I'm debugging Linux Kernel on x86_64 and trying to perform an inferior function call. This causes a kernel panic: (gdb) call kmsan_get_metadata($rip, 0) BUG: unable to handle page fault for address: ffffffff85403d4f #PF: supervisor instruction fetch in kernel mode #PF: error_code(0x0011) - permissions violation [...] RSP: 0018:ffffffff85403d40 EFLAGS: 00010282 The reason is that x86_64 uses call_dummy_location=ON_STACK, unlike, say, s390x, where inferior kernel function calls work fine. In userspace, jumping to non-executable stack causes a SEGV, which gdb happily handles, which is not the case for kernel. A naive solution to switch to AT_ENTRY_POINT (which is less versatile than ON_STACK) doesn't immediately help, since vmlinux entry point is specified as a linear address: start address 0x0000000001000000 Sections: Idx Name Size VMA LMA File off Algn 0 .text 03600000 ffffffff81000000 0000000001000000 00200000 2**12 CONTENTS, ALLOC, LOAD, READONLY, CODE but inferior function calls happen when paging is on, so entry point needs to be translated. With these two things changed, inferior kernel function calls begin to work: (gdb) call kmsan_get_metadata($rip, 0) $1 = (void *) 0xffff88822d70b813 Here is the diff (not a real fix - I'm not sure how to solve this properly, this only highlights where the problem may be): diff --git a/gdb/i386-tdep.c b/gdb/i386-tdep.c index f1f909e1616..4866fdb4ded 100644 --- a/gdb/i386-tdep.c +++ b/gdb/i386-tdep.c @@ -8586,7 +8586,7 @@ i386_gdbarch_init (struct gdbarch_info info, struct gdbarch_list *arches) set_gdbarch_get_longjmp_target (gdbarch, i386_get_longjmp_target); /* Call dummy code. */ - set_gdbarch_call_dummy_location (gdbarch, ON_STACK); + set_gdbarch_call_dummy_location (gdbarch, AT_ENTRY_POINT); set_gdbarch_push_dummy_code (gdbarch, i386_push_dummy_code); set_gdbarch_push_dummy_call (gdbarch, i386_push_dummy_call); set_gdbarch_frame_align (gdbarch, i386_frame_align); diff --git a/gdb/infcall.c b/gdb/infcall.c index edac9a74179..cc0401db328 100644 --- a/gdb/infcall.c +++ b/gdb/infcall.c @@ -1271,7 +1271,7 @@ call_function_by_hand_dummy (struct value *function, CORE_ADDR dummy_addr; real_pc = funaddr; - dummy_addr = entry_point_address (); + dummy_addr = 0xffffffff81000000; /* A call dummy always consists of just a single breakpoint, so its address is the same as the address of the dummy.

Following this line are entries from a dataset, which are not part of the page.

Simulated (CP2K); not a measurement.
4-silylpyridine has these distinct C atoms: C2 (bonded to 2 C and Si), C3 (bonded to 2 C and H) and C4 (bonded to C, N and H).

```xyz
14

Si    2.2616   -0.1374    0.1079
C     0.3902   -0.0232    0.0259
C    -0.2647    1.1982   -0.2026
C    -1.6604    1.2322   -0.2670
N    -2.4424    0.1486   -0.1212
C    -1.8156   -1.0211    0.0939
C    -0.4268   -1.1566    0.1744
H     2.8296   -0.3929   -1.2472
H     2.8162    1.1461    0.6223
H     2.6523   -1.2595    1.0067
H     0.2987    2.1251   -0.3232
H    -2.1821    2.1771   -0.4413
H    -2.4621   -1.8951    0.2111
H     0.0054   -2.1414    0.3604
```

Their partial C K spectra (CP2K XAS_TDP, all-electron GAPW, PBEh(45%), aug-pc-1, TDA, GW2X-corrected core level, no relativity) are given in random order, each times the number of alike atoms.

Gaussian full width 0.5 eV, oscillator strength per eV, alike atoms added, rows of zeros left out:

Thanks for the report. I'm also not sure how to fix this one. Maybe a knob to let the user / some python code affect the call dummy location? That seems very obscure though.
I think such a knob would be good enough. It should be possible to use it in vmlinux-gdb.py, so that it's transparent to most end users. I had some alternative random ideas, but I think they are worse: - If a target provides CR0 register and CR0.PG is set, then translate the entry point address from linear to virtual using program headers. - Introduce a "SEGV" interface, similar to the JIT interface, that the kernel will call before panicking. GDB can then handle panic as if it were a SEGV. The problem with both is that they will require some amount of Intel-specific code, whereas the knob you propose would solve the problem on all the other affected architectures too.